One-third of Rohingya refugee families in Bangladesh vulnerable, UN agency finds
Staff from the Office of the UN High Commissioner for Refugees interview Rohingyas at a UNHCR transit center in Bangladesh. Photo: UNHCR/Roger Arnold |
By UN News
November 8, 2017
The innovative data collection technology employed by the United Nations refugee agency for the first stage of Rohingya family counting in Bangladesh has revealed a worrying statistic: one-third of the refugee population is vulnerable.
“In an innovative and revealing family counting exercise, UNHCR [the Office of the UN High Commissioner for Refugees] teams found that one-third of the families are vulnerable,” Duniya Aslam Khan, UNHCR spokesperson told reporters at the regular press briefing in Geneva.
Ms. Khan said that “14 per cent are single mothers holding their families together with little support in harsh camp conditions. Others are struggling with serious health problems or disabilities.”
There is also a high proportion of elderly people at risk, unaccompanied and separated children – some of them taking care of younger siblings. Children and women have made up more than half of the total population.
The individual biometric registration exercise, conducted by UNHCR and Bangladesh’s Refugee Relief and Repatriation Commission (RRRC), took place in the Kutupalong camp, makeshift and extension areas and Balukhali makeshift areas and is now extending to further south.
More than 100 UNHCR-hired enumerators have so far gathered data on 120,284 families comprising 517,643 refugees.
This emergency registration was made successful thanks to the new data collecting technology.

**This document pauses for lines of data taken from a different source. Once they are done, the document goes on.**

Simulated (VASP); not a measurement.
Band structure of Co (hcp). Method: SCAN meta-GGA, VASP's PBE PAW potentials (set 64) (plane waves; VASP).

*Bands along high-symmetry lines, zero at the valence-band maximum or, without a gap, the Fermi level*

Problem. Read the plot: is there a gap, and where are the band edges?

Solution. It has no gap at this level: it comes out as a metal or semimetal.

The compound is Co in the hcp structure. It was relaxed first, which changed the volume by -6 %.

The geo-tagged data collection device was designed to use GPS even without network coverage, making data consolidation and analysis more efficient.
The barcoded RRRC Family Counting Card has also given a shape to Rohingya refugees living in Bangladesh in terms of demography and location.
“Because the refugees are still on the move and site zoning is still in progress, the enumerators visit their shelters individually, meaning that refugees do not have to queue to be counted,” Ms. Khan explained.